By Tony Jimenez
AUGUSTA, Georgia (Reuters) - The outstanding displays by veteran trio Miguel Angel Jimenez, Bernhard Langer and Fred Couples at the 78th Masters suggest that a 50-something major champion could be just around the corner.
American Julius Boros is the oldest winner of a 'Big Four' event, having triumphed in the 1968 U.S. PGA Championship at the age of 48, but his record has been in danger of falling several times in recent years.
Greg Norman went close in the 2008 British Open at Birkdale at the age of 53 and Tom Watson was nearer still in the same championship at Turnberry a year later, agonizingly missing out to fellow American Stewart Cink in a playoff at the age of 59.

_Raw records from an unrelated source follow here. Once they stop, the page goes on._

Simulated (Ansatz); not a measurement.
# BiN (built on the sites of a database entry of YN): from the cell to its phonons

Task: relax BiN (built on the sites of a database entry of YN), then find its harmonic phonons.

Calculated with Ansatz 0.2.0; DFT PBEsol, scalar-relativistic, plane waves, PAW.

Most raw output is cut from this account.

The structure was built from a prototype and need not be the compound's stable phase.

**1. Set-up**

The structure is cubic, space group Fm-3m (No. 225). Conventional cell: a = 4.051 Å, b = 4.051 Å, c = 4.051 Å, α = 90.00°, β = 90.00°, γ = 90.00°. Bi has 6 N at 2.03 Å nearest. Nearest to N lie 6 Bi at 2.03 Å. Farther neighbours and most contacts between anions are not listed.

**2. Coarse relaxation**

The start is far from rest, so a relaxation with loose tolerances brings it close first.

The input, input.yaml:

Couples, Langer and Jimenez have featured prominently on major leader boards in recent seasons and it came as no surprise when they all mounted a title challenge at Augusta National on Sunday.
Langer and 1992 Masters winner Couples are seasoned campaigners on the Champions Tour and the American said their successes on the senior circuit was a big help when it came to mixing it with the young guns.
"The Champions Tour is tough but when you're winning all the time you feel like you're doing well when you come over on to this tour," the 54-year-old Couples told reporters after finishing 10 shots behind Masters champion Bubba Watson.
"It would be like winning the lottery to win this thing but you never know."
The 56-year-old Langer fared even better at Augusta, a closing 69 securing a share of eighth place, eight strokes adrift of Watson.
Langer said the veterans had sent out a statement after six 50-plus competitors made the cut at the opening major championship of the season.
Asked what kind of statement, he replied: "What do you think? I think everybody can figure that out.
"There are a lot of good over-50 players. We can compete at the highest level and even on a very, very long golf course like this one."
Couples described 1985 and 1993 Masters winner Langer as probably the hardest working player on the Champions Tour.
"He has probably played this event for 30 years or more," said the smooth-swinging American. "You get to know the course, you know the wind, you know how to play it.
"Is it surprising? I don't think he's going to tell you it's surprising but when you look at a 56-year-old and he finishes in the top 10, that's something."
Jimenez, who finished fourth on Sunday, said the form of the golden oldies was down to improved fitness levels and equipment.
"They are being more healthy," the 50-year-old Spaniard explained. "I love the game, I love competing and probably that is the reason.
"Technology helps too, of course. But if you don't know how to hit the ball then technology doesn't do anything."